Also keep in mind you cant use the existing harness, it isnt long enough.
You must extend the wires. If you change color coding, write it down in the service manual and owners manual. That way you wont question what you did.
I never question what I did, but I do ask myself "What was I thinking" all the time.
Thanks jmpancoast & kk6pg. Basically all were doing is unplugging the wiring from the switch in the neck, extending the wiring to reach the dash, and hooking it up to the new switch in the appropriate points, got it, I think.
jmpancoast, when you say mind that the switch is inverted, do your contacts face down towards the seat when installed? Is the switch operation opposite what it would be on a normal bike with this switch? I'm only asking because I have a dash mounted switch on my road king custom already. Turn right for ignition, straight for off, and left for accessory. Is this backwards on the dynas when done like this?
Also what is the preferred size holesaw to be used to make the closest fit, and what is the most professional looking grommet material to use?
Thanks for the help, this is by far the BEST mod on the dynas.

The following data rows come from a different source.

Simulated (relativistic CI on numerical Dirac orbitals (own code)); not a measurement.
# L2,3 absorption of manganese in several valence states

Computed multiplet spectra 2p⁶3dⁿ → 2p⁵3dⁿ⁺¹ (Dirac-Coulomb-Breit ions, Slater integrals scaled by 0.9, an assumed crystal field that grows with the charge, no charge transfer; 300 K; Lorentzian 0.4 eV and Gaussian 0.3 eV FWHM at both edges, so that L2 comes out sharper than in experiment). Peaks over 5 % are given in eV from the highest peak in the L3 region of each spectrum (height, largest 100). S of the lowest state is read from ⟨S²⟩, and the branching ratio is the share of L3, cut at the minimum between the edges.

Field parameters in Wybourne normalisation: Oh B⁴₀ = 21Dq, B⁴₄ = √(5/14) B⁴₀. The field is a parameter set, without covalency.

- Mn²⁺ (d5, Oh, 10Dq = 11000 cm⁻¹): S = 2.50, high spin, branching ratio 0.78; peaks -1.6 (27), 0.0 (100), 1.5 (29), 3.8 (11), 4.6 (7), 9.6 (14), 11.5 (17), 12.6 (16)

jmpancoast, when you say mind that the switch is inverted, do your contacts face down towards the seat when installed? Is the switch operation opposite what it would be on a normal bike with this switch? I'm only asking because I have a dash mounted switch on my road king custom already. Turn right for ignition, straight for off, and left for accessory. Is this backwards on the dynas when done like this?
What I meant and should have said in my previous post was the console in that pic is upside down and would be flipped over to mount on bike.
Should be the same **** positions as your RK, but just to make sure we are on the same page........
This pic shows the switch mounted, the terminal locations, and the **** positions.
Last edited by jmpancoast; Feb 9, 2009 at 02:16 PM.
jmpancoast, I just realized, you lucked out with this mod because the ignition switch fit perfectly where the stock analog fuel gauge was. I assume you have a fuel gauge on your digital dash? Either that or you just do a mileage guesstimate.
Made that mod easier with no drilling required.
What is the preferred holesaw size to use for those that have had to drill their dashes to install the switch?
trying to avoid screwing up and making sure I get this right the 1st time, and don't end up buying a second dash. Also looking for a recommendation on some professional grommet material.
jmpancoast, I just realized, you lucked out with this mod because the ignition switch fit perfectly where the stock analog fuel gauge was. I assume you have a fuel gauge on your digital dash? Either that or you just do a mileage guesstimate.
Made that mod easier with no drilling required.
What is the preferred holesaw size to use for those that have had to drill their dashes to install the switch?
trying to avoid screwing up and making sure I get this right the 1st time, and don't end up buying a second dash. Also looking for a recommendation on some professional grommet material.
Thanks as always.
Don't drill that hole yourself unless you have a drill press. That awkward dash will wiggle and twist out of your hand when the hole saw takes bite and lead you off-center.
As I recall, it's a 2" hole saw but take my advise and "Don't try this at home!"
jmpancoast, I just realized, you lucked out with this mod because the ignition switch fit perfectly where the stock analog fuel gauge was. I assume you have a fuel gauge on your digital dash? Either that or you just do a mileage guesstimate.
Made that mod easier with no drilling required.
You have trivialized my ingenuity.
The switch was too small for the fuel gauge hole. I bought the chrome fuel gauge bezel trim and had to modify the body of the new switch in order to use it. The trim acts as the transition piece from the switch to the console.
Oops, didn't mean to trivialize this awesome mod you did, and I don't have a drillpress, but do have access to a friend with one.
Maybe I'll half to wait till I can get together with my friend to do this mod. I swear someone could make some nice money selling "kits" like these online already made up to some extent for the less adventurous.
But I'm still going to try once I secure access to the tools.
Yoseppi, just a thought, before you cut into your dash maybe try cutting the hole in something else first and make sure the switch fits like you want it to... if the gap and the grommet you use fit like you want then go to the dash. One thing I usually do when drilling metal is to find where I want it, take a nail or other suitable device and dimple the center, that way the drill bit in the center of the hole saw doesn't wander and so long as you have a good drill with a good speed and don't push it it should stay steady. Quick clamps do a good job of holding without marring the surface. Just some ideas...
Yoseppi, just a thought, before you cut into your dash maybe try cutting the hole in something else first and make sure the switch fits like you want it to... if the gap and the grommet you use fit like you want then go to the dash. One thing I usually do when drilling metal is to find where I want it, take a nail or other suitable device and dimple the center, that way the drill bit in the center of the hole saw doesn't wander and so long as you have a good drill with a good speed and don't push it it should stay steady. Quick clamps do a good job of holding without marring the surface. Just some ideas...
You just can't hold a 2" hole saw steady with a hand drill.